In part, it’s a foray into how taking words out of their original context – altering tone of voice, punctuation, emphasis – can be like a game of Chinese Whispers, with the misrepresentations running the gamut from the amusingly silly to the oddly menacing. But even as you’re being led by the ears, the dancers – again, courtesy of their phones – have called up music to dance to, and your eye is invited to make sense of their body language.
Movement as an immediate form of communication is then put to the test when actors and dancers start to interact competitively, and a degree of face-to-face confrontation flares with a tension beyond any available phone app.
Connecting via mobile technology, it seems, isn’t the whole story when it comes to communicating and Guerin’s Conversation Piece, brilliantly performed by a quick-witted, nimble sextet, is a wry reflection on how these phones allow us to keep other human beings at arms length. A wickedly clever start to Tramway’s HOT season.
http://www.heraldscotland.com/arts-ents/stage/reviews-dance.24488309
DUAL at Tramway
by Lorna Irvine
Published: 15 June 2014
****
The second piece in Tramway’s HOT: New Dance and Performance From Australia season is a fragmented conundrum in three parts, choreographed by Stephanie Lake. A man and a woman dance solos, then together, and the routines blur and merge.The third “character” in the routine is Robin Fox’s jarring soundscape, which is a militant kind of techno, fading into acoustic guitar, then crackles, hisses, shrill frequencies and low drones.
Alisdair Mcindoe, clad in baggy neutral colours, twitches, spasms and crashes to the floor.
At times he seems almost boneless, his hands fluttering of their own free will, unconnected to any brain signals. Occasionally though, a sharp hip-hop movement or balletic glide and twirl will emerge like a mutation beyond his control. He is never still, always a restless soul, shifting and exploratory.

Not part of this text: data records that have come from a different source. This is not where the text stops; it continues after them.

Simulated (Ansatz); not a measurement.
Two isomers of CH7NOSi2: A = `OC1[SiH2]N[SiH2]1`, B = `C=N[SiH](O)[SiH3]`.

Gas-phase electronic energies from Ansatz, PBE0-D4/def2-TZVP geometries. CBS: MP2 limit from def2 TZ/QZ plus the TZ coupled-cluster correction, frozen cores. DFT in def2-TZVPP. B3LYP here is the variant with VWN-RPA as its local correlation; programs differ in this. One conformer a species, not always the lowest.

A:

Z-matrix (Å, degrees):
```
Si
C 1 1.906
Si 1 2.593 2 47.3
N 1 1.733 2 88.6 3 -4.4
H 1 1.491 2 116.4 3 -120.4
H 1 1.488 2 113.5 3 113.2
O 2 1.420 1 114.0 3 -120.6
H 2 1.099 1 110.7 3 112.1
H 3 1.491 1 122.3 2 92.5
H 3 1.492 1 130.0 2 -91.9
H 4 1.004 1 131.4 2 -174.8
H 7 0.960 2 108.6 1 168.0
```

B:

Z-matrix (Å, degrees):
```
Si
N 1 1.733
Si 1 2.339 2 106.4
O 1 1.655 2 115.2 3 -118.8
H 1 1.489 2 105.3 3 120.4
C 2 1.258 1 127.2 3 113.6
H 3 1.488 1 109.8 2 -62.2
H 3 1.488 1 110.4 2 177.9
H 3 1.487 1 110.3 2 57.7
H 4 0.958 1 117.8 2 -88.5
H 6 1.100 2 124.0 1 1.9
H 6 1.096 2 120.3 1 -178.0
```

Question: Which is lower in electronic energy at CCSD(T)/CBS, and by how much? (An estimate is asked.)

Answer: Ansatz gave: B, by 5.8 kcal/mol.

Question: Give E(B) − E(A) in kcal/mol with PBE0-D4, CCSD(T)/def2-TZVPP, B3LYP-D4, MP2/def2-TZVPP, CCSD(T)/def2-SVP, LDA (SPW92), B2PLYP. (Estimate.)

Sara Black’s glassy-eyed stare belies a more fluid movement – at least initially- with graceful sweeping arm gestures. Clad in tight darker clothes, she seems even more robotic than Macindoe. However, soon she shares similar gesticulations and her expression softens.
Her movements in their repetition and imitation of the dancer before her seem like a kind of binary code, data scrolling endlessly down a screen.
The whole effect is hypnotic and disconcerting, and it is almost impossible not to shift uncomfortably or even jump in your seat as both the routine and music becomes increasingly layered and intense. It is impossible to second-guess all of the shapes, even though it is apparent they complement the individual solos. Questions of identity and structure are left hanging in the air.
For the third dance, the two, now clad in black and cream, face off at either side of the stage. The routine becomes simultaneously corporeal and machine-like – a battle of wills between robots imbued with consciousness. Macindoe catches Black and then pushes her down, but her leg sticks up in defiance like a reflex motion. The duo act like puppet masters, mirroring and animating each other, movements and whispering words becoming congruent – language only they can understand. There is a brutality here, and the sense that were you to reach into the guts of either dancer, tangled wires and circuit boards would spill out. Yet Black clings tenderly to Macindoe, as though they are the first (or last) people in a desolate planet, dependent on each other.
It could at times be perceived as a kind of bizarre mating ritual between human prototypes, or a violent struggle between sexual tension and physical dominance. Or perhaps Lake’s choreography is suggesting that the seeming incompatibilty of men and women is what sustains relationships: that the gender divide is ultimately unsolvable but worth pursuing nonetheless.
But in the main, it feels like a dystopian themed sci-fi, in the vein of Ray Bradbury novels (such as Fahrenheit 451) or the cinema of David Cronenberg (ExistenZ), where male and female desire has been commodified to the exclusion of all genuine emotional responses.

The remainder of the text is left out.